The Oakes test should be applied flexibly, so as to achieve a proper balance between individual rights and community needs. In undertaking this task, courts must take into account both the nature of the infringed right and the specific values the state relies on to justify the infringement. This involves a close attention to context. Here, the educational context must be considered when balancing R’s freedom to make discriminatory statements against the right of the children in the School Board to be educated in a school system that is free from bias, prejudice and intolerance; relevant to this particular context is the vulnerability of young children to messages conveyed by their teachers. The employment context is also relevant to the extent that the state, as employer, has a duty to ensure that the fulfilment of public functions is undertaken in a manner that does not undermine public trust and confidence. Teachers are also employees of a school board and a teacher’s freedoms must be balanced against the school board’s right to operate according to its own mandate. The anti-Semitism context is relevant as well because the Board’s order was made to remedy the discrimination within the public school system that targeted Jews. In its order, the Board balanced R’s freedoms against the ability of the School Board to provide a discrimination-free environment and against the interests of Jewish students; it may therefore be entitled to greater deference. An attenuated level of s. 1 justification is appropriate in this case in light of the nature of the rights allegedly infringed by the order. The expression sought to be protected is at best tenuously connected to the core values of freedom of expression. R’s religious belief, which denigrates and defames the religious beliefs of others, erodes the very basis of the guarantee in s. 2(a) of the Charter. R’s religious views serve to deny Jews respect for dignity and equality.
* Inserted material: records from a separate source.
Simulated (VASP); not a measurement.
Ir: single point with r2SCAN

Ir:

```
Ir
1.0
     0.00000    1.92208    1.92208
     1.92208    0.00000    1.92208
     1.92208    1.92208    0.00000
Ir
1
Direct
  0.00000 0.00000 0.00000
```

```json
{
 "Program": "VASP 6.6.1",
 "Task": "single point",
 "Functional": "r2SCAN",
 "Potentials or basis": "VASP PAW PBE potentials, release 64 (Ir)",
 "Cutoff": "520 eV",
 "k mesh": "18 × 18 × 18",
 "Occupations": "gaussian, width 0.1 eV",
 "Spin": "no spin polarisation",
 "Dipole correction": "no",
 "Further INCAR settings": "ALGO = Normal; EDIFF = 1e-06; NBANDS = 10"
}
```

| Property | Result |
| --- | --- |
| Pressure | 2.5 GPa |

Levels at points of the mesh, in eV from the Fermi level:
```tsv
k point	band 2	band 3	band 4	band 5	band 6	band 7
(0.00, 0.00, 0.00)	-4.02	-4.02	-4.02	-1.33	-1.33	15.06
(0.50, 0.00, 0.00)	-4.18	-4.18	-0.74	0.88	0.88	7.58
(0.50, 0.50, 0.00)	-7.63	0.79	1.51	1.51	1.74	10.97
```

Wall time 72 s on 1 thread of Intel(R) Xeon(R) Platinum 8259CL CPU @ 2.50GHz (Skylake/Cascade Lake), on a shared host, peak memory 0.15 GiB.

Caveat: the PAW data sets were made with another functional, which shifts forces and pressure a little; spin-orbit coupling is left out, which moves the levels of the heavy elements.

The Board’s order aims at remedying the discrimination found to have poisoned the educational environment in the School Board. This objective is clearly of sufficient importance to warrant overriding a constitutional freedom. There is also a rational connection between the order and its objective. While the evidence did not establish a direct link between the poisoned educational environment and R’s anti-Semitic views, it is sufficient that the Board found it “reasonable to anticipate” that there was a causal relationship between R’s conduct and the harm. It is possible to “reasonably anticipate” the causal relationship in this case because of the significant influence teachers exert on their students and the stature associated with the role of a teacher. R’s removal from his teaching position was thus necessary to ensure that no influence of this kind is exerted by him upon his students and to ensure that the educational services are discrimination-free. Accordingly, clauses 2(a), (b) and (c) of the order, which deal with R’s removal from his teaching position, are rationally connected to the order’s objective. They were also carefully tailored to accomplish this objective and minimally impair R’s constitutional freedoms. The deleterious effects of these clauses upon R’s freedoms are limited to the extent necessary to the attainment of their purpose. R is free to exercise his fundamental freedoms in a manner unrestricted by this order, upon leaving his teaching position, and he is not prevented from holding a position within the School Board if a non-teaching position becomes available. The objectives of preventing and remedying the discrimination in the provision of educational services to the public outweigh any negative effects on R produced by these clauses. Clauses 2(a), (b) and (c) of the order are justified under s. 1 and were properly made within the Board’s jurisdiction.

Clause 2(d), however, fails the minimal impairment branch of the s. 1 analysis. It may be that R’s continued presence in the School Board would produce a residual effect even after he was removed from a teaching position, which may be what the clause sought to address. However, the evidence does not support the conclusion that the residual poisoned effect would remain indefinitely. For that reason, clause 2(d), which imposes a permanent ban, does not meet the minimal impairment test. Clause 2(d) should be severed from the remainder of the order on the basis that it does not constitute a justifiable infringement of the Charter and is therefore in excess of the Board’s jurisdiction.